Open earboxer opened 3 years ago
It feels like the grammar in Psalm 13:1 should also be changed.
How long, Lᴏʀᴅ, will you forget me forever?
This implies that Yahweh is actively 'forgetting [David] forever.' If He's forgotten him forever, why bother asking 'how long'? If it has happened forever, it will always be the case. Is this hyperbole, or is the question something different:
How long, Lᴏʀᴅ, will you forget me? Forever?
It's probably not right to split the question into two questions.
How long, Lᴏʀᴅ! Will you forget me forever?
Most English translations go with one of those two options, though NET says 'continually forget me', which is more consistent with the current sense, while sounding more coherent.

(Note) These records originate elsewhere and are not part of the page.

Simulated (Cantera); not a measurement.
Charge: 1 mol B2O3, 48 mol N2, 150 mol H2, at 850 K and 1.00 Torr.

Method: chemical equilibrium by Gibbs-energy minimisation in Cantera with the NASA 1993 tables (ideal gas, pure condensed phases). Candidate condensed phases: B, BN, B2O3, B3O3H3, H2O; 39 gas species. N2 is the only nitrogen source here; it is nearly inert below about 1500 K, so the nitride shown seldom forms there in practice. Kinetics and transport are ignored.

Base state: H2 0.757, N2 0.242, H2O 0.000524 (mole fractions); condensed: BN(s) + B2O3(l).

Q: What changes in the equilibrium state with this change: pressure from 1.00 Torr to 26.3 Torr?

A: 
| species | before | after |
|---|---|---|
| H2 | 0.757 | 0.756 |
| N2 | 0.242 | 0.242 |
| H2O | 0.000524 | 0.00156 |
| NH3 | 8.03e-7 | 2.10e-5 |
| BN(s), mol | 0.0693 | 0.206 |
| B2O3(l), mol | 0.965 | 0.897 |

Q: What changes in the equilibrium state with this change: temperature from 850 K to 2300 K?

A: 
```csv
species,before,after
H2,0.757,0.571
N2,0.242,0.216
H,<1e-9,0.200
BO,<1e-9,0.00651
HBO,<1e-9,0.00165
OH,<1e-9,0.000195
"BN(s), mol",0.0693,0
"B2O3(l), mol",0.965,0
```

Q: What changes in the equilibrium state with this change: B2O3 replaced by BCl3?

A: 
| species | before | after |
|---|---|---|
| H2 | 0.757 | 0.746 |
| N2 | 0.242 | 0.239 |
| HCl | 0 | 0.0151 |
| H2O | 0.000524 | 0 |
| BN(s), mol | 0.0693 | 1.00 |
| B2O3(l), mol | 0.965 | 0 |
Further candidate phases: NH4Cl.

(I assume it's our job to make the Psalmist's words coherent? Intentionally translating something as incoherent should not be done without good reason.)
How long, Lᴏʀᴅ, will you forever forget me?
For some reason, I like this better, but I'm not sure why. It may be subjective.
This is definitely a stylistic question for the English language only. The Hebrew in Psalm 89 reads approximately:
HOW LONG LORD WILL YOU HIDE ALWAYS?
There are no punctuation marks per se in the original consonantal texts. The musical accents added by the Masoretes indicate a phrasing as one single question, "Will you hide forever?"
Psalm 13:1 is even less ambiguous. The expression "Will you forget me forever" is a construct phrase, so that "forever" is tightly linked to "forget me." it is not like the English where we can separate it into two questions. Looking it over, two questions seems less ideal than one.
Don't feel too bad about "making the Psalmist's words coherent." They are poetic and so a certain amount of departure from ordinary oral language is intentional. But it was coherent when he wrote it. If you translate it as less coherent, you mistranslated it. You have to include every element of meaning in the original that you can. But you have to make it sound like good English, as if he wrote it in English. If possible, make it good poetry, even good music. I don't suppose we're going to achieve a rhyming Psalter. But it was music at one time.
As you say we're not going to be able to do a rhyming Psalter within our parameters, although I would love there to be a high quality copyright free metrical psalter in modern English! Nevertheless, we should try to end up with a translation which communicates a sense of the Psalms being poetic and musical.
I agree something has gone wrong with Psalm 89:46, that second 'you' isn't right.
Maybe something like this (keeping a sense of movement in the English)
\v 46 How long, \nd Lord\nd* will you hide - forever? \q2 How long are the fires of your wrath to burn?
And in 13.1:
\v 1 How long, \nd Lord\nd*, will you forget me - forever? \q2 How long will you hide your face from me?
This is sort of two questions in structure, although not punctuated as two. However I think we can't avoid that if we are to retain the repetition of the initial 'How long'.